Today I spent quite some time on providing a solution for a Stack Overflow answer. It looked quite easy to me, but my solution is complex.
The question can be found here and this is my answer.
If I understood the question correctly it came down to obtaining all values for keyWeWants from a data structure like this:
{ "agg": { "agg1": [ { "keyWeWant": "*-20.0", "asdf": 0, "asdf": 20, "asdf": 14, "some_nested_agg": [ { "keyWeWant2": 20, "to": 25, "doc_count": 4, "some_nested_agg2": { "count": 7, "min": 2, "max": 5, "keyWeWant3": 2.857142857142857, "sum": 20 } }, { "keyWeWant2": 25, "to": 30, "doc_count": 10, "some_nested_agg2": { "count": 16, "min": 2, "max": 10, "keyWeWant3": 6.375, "sum": 102 } }] }]} } The parsed structure should look like this:
[ { "keyWeWant" : "*-20", "keyWeWant2" : 20, "keyWeWant3" : 2.857142857142857 }, { "keyWeWant" : "*-20", "keyWeWant2" : 25, "keyWeWant3" : 6.375 }, { ... }, { ... } ] In the question it is requested that the function looks something like this:
function_name(data_map, { "keyWeWant" : ['agg', 'agg1'], "keyWeWant2" : ['agg', 'agg1', 'some_nested_agg'], "keyWeWant" : ['agg', 'agg1', 'some_nested_agg', 'some_nested_agg2'] }) I took the challenge to solve it exactly with the data structure provided in the question. This was probably not the best approach and I don't think my solution is optimal.
Here's my solution (selectively copied from the answer):
I placed this test data in a file called data.json. Then Cheshire JSON library parses the data to a Clojure data structure:
(use '[cheshire.core :as cheshire]) (def my-data (-> "data.json" slurp cheshire/parse-string)) Next the paths to get are defined as follows:
(def my-data-map {"keyWeWant" ["agg", "agg1"], "keyWeWant2" ["agg", "agg1", "some_nested_agg"], "keyWeWant3" ["agg", "agg1", "some_nested_agg", "some_nested_agg2"]}) It is the data_map of the question without ":", single quotes changed to double quotes and the last "keyWeWant" changed to "keyWeWant3".
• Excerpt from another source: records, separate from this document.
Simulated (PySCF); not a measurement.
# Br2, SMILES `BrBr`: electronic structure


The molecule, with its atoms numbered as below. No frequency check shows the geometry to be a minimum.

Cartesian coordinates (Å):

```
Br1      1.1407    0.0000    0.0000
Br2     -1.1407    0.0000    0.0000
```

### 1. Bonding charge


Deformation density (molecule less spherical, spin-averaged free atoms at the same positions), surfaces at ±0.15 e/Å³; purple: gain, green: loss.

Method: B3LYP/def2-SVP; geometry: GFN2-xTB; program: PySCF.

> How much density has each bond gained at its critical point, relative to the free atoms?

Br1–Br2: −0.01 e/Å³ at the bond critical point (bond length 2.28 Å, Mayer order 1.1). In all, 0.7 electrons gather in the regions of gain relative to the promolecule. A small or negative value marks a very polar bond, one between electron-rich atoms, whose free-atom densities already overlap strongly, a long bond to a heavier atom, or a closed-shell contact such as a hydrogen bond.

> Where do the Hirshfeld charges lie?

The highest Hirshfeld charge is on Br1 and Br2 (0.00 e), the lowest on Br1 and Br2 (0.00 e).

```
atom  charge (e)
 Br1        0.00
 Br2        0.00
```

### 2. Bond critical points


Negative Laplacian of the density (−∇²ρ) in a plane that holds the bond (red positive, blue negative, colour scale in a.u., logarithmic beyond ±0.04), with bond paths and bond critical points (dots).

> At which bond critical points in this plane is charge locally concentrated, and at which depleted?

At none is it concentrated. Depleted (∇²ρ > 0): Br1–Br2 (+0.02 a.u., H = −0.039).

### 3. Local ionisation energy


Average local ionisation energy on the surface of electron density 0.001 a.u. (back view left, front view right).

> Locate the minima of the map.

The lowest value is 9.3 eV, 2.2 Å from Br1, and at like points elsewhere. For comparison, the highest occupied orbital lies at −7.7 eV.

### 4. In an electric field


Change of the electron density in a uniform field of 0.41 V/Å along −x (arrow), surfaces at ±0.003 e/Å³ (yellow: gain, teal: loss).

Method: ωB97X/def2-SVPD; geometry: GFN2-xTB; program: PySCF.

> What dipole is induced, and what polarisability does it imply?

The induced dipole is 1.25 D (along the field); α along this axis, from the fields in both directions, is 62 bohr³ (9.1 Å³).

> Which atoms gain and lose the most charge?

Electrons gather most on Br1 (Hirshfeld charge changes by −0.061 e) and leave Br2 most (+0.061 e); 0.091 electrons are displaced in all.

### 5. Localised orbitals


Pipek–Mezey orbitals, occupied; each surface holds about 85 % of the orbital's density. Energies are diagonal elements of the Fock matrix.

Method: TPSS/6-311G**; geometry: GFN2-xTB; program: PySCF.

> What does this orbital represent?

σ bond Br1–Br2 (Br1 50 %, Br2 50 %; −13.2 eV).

find-nested below has the semantics of Clojure's get-in, only then it works on maps with vectors, and returns all values instead of one. When find-nested is given a search vector it finds all values in a nested map where some values can consist of a vector with a list of maps. Every map in the vector is checked.
(defn find-nested "Finds all values in a coll consisting of maps and vectors. All values are returned in a tree structure: i.e, in your problem it returns (20 25) if you call it with (find-nested ['agg', 'agg1', 'some_nested_agg', 'keyWeWant2'] my-data). Returns nil if not found." [ks c] (let [k (first ks)] (cond (nil? k) c (map? c) (find-nested (rest ks) (get c k)) (vector? c) (if-let [e (-> c first (get k))] (if (string? e) e ; do not map over chars in str (map (partial find-nested (rest ks)) e)) (find-nested ks (into [] (rest c)))) ; create vec again :else nil))) find-nested finds the values for a search path:
(find-nested ["agg", "agg1", "some_nested_agg", "keyWeWant2"] my-data) ; => (20 25) If all the paths towards the "keyWeWant's are mapped over my-data these are the slices of a tree:
(*-20.0
(20 25)
(2.857142857142857 6.375))
The requested structure for (all end results with paths getting there) can be obtained from this tree in function-name like this:
(defn function-name "Transforms data d by finding (nested keys) via data-map m in d and flattening the structure." [d m] (let [tree (map #(find-nested (conj (second %) (first %)) d) m) leaves (last tree) leaf-indices (range (count leaves)) results (for [index leaf-indices] (map (fn [slice] (if (string? slice) slice (loop [node (nth slice index)] (if node node (recur (nth slice (dec index))))))) tree)) results-with-paths (mapv #(zipmap (keys m) %) results) json (cheshire/encode results-with-paths)] json)) results uses a loop to step back if a leaf-index is larger than that particular slice. I think it will work out for deeper nested structures as well -if a next slice is always double the size of a previous slice or the same size it should work out -, but I have not tested it.
Calling (function-name my-data my-data-map) leads to a JSON string in your requested format:
[{
"keyWeWant": "-20.0",
"keyWeWant2": 20,
"keyWeWant3": 2.857142857142857 }
{
"keyWeWant": "-20.0",
"keyWeWant2" 25,
"keyWeWant3" 6.375 }]
To improve my Clojure code (e.g., succinctness) I would love to be pointed towards better solutions.